Tit for tat

Credit: Brad Gregg

On July 11, Businessweek reported that Chesapeake was ordered to pay $100 million to three leaseholders who claimed the Oklahoma City-based company reneged on an agreement to purchase mineral rights.

Filed in 2008, the lawsuit brought by three Texas energy companies alleged Chesapeake failed to complete the purchase of three gas leases it had been working on when energy prices tumbled.

Meanwhile, allegations of collusion continued to unfold. Reuters, which has been on the Chesapeake saga like a duck on a June bug, reported July 11 that Chesapeake may have gotten sensitive information from a rival Canadian energy company, Encana, to give Chesapeake the upper hand against landowners in negotiations.

The most recent story reveals emails from Chesapeake CEO Aubrey McClendon addressed to Encana U.S. president Jeff Wojahn
asking whether the company was exiting a Michigan play, as well as
emails from McClendon to subordinates telling them to delay lease
signings, possibly because the company did not have to worry about
competition from Encana, Reuters reported.

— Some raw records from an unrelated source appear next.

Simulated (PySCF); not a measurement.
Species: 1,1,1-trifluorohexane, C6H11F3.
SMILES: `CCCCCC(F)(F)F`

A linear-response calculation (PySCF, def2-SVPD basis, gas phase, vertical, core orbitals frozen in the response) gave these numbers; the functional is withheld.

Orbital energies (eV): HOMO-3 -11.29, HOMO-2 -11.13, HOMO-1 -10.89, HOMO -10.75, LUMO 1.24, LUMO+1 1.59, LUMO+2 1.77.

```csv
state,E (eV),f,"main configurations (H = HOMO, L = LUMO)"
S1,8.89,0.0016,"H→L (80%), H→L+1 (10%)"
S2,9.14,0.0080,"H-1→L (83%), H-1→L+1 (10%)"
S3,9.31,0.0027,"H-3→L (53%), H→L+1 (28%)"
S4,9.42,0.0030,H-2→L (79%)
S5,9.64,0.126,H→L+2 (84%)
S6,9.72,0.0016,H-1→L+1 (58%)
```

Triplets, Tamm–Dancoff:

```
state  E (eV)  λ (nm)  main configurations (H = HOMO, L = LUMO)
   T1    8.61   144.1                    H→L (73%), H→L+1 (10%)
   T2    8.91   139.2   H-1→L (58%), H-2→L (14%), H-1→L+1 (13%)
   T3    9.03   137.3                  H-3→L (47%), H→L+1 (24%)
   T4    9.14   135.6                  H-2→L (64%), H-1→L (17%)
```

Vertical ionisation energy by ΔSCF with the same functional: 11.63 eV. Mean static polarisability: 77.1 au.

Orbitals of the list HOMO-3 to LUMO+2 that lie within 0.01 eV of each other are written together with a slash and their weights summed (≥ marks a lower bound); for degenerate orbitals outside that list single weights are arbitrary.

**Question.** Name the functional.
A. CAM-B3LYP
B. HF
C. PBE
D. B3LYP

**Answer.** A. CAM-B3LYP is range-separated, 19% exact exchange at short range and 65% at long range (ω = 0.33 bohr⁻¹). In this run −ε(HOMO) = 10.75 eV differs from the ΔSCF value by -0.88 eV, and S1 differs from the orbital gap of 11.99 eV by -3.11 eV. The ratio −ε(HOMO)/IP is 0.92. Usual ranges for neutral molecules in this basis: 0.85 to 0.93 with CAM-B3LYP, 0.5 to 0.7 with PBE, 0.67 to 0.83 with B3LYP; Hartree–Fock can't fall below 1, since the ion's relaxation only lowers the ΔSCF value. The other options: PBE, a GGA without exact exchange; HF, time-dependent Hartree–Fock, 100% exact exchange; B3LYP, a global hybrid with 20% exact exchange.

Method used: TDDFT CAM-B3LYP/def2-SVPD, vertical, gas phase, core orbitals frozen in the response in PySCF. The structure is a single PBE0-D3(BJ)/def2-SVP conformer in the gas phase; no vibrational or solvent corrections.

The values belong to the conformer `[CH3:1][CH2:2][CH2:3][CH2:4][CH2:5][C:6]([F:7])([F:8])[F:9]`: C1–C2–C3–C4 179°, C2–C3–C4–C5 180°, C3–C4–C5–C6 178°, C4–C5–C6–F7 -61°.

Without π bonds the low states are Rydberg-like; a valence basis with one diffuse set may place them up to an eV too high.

Land prices fell shortly after the email exchanges, according to Reuters.

Antitrust investigators told Reuters it’s likely the newest batch of emails could provide more fodder for investigators.

That
brings the number of federal agencies investigating Chesapeake or
McClendon to at least three: the Internal Revenue Service, the
Securities and Exchange Commission and the Department of Justice.